4.5. Powers and waves

Now that we’ve seen how complex numbers behave when multiplied together, we might also wonder what happens when a complex number is multiplied by itself repeatedly. Of specific importance in signal processing is the sequence

\[ z^0, z^1, z^2, \cdots, z^n, \cdots \]

If we pick an arbitrary point in this sequence, \(z^n\) for some \(n\geq 0\), we can express the corresponding term in polar form as follows

\[ z^n = {\left(r\cdot e^{\mathsf{j}\theta}\right)}^n = r^n \cdot e^{\mathsf{j} \cdot n \theta}, \]

where \(z = r\cdot e^{\mathsf{j}\theta}\) and the second equality follows from the product rule for exponents.

From this, we can see that the \(n\)th step in the sequence will place the point at angle \(n\cdot \theta\), and radius \(r^n\).

If \(r < 1\), this sequence will have decreasing radius, and it will spiral into the origin. If \(r > 1\), the sequence will have increasing radius, and it will spiral out. If \(r=1\), each element will have the same radius since \(1^n = 1\): the sequence will therefore loop around the circle indefinitely.

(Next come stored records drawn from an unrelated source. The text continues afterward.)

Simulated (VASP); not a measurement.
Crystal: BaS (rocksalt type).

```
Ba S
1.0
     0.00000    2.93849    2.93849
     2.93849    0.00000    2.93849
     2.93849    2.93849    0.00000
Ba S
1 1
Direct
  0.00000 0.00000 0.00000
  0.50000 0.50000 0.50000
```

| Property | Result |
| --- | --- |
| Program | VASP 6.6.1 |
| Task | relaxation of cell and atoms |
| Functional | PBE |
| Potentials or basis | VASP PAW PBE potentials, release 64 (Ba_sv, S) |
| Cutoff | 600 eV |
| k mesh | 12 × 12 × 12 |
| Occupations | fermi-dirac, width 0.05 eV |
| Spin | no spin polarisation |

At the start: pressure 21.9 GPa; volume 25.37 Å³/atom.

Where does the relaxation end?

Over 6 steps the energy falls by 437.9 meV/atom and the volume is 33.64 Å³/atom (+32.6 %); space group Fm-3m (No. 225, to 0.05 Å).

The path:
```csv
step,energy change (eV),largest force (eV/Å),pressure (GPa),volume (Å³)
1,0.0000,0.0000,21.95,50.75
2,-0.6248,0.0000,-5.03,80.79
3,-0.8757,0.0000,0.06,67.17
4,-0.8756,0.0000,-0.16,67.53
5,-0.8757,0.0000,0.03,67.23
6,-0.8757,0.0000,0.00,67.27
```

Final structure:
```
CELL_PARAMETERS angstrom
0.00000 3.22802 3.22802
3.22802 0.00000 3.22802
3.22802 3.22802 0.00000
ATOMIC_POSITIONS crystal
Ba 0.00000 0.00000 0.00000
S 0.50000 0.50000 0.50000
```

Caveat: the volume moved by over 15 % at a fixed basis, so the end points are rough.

If \(0 \leq \theta \leq \pi\), the spiral will wind counter-clockwise, and otherwise it will wind clockwise, as demonstrated below. Larger angles (closer to \(\pm\pi\)) rotate faster than smaller angles (closer to \(0\)).

Once Loop Reflect

Fig. 4.10 Raising a complex number \(z\) to a sequence of powers \(n=0, 1, 2, \dots\) produces an inward spiral (if magnitude is less than 1); an outward spiral (if magnitude is greater than 1), or an orbit around the unit circle (if magnitude is exactly 1).

If we take just the real (or imaginary) part of \(z^n\) for the sequence of values of \(n\), we’ll see a sinusoid with decaying (\(r < 1\)), increasing (\(r>1\)), or stable (\(r=1\)) amplitude, as illustrated below for the real part (top) and imaginary part (bottom).

Fig. 4.11 The real (top) and imaginary (bottom) components of \(z^n\) as \(n\) grows, for different choices of \(z\).

From these plots, we can see that any complex number \(z\) can be used to generate what is known as a complex sinusoid by raising it to successive powers \(z^n\). This idea forms the basis of the (discrete) Fourier transform, which we will see in the next chapter.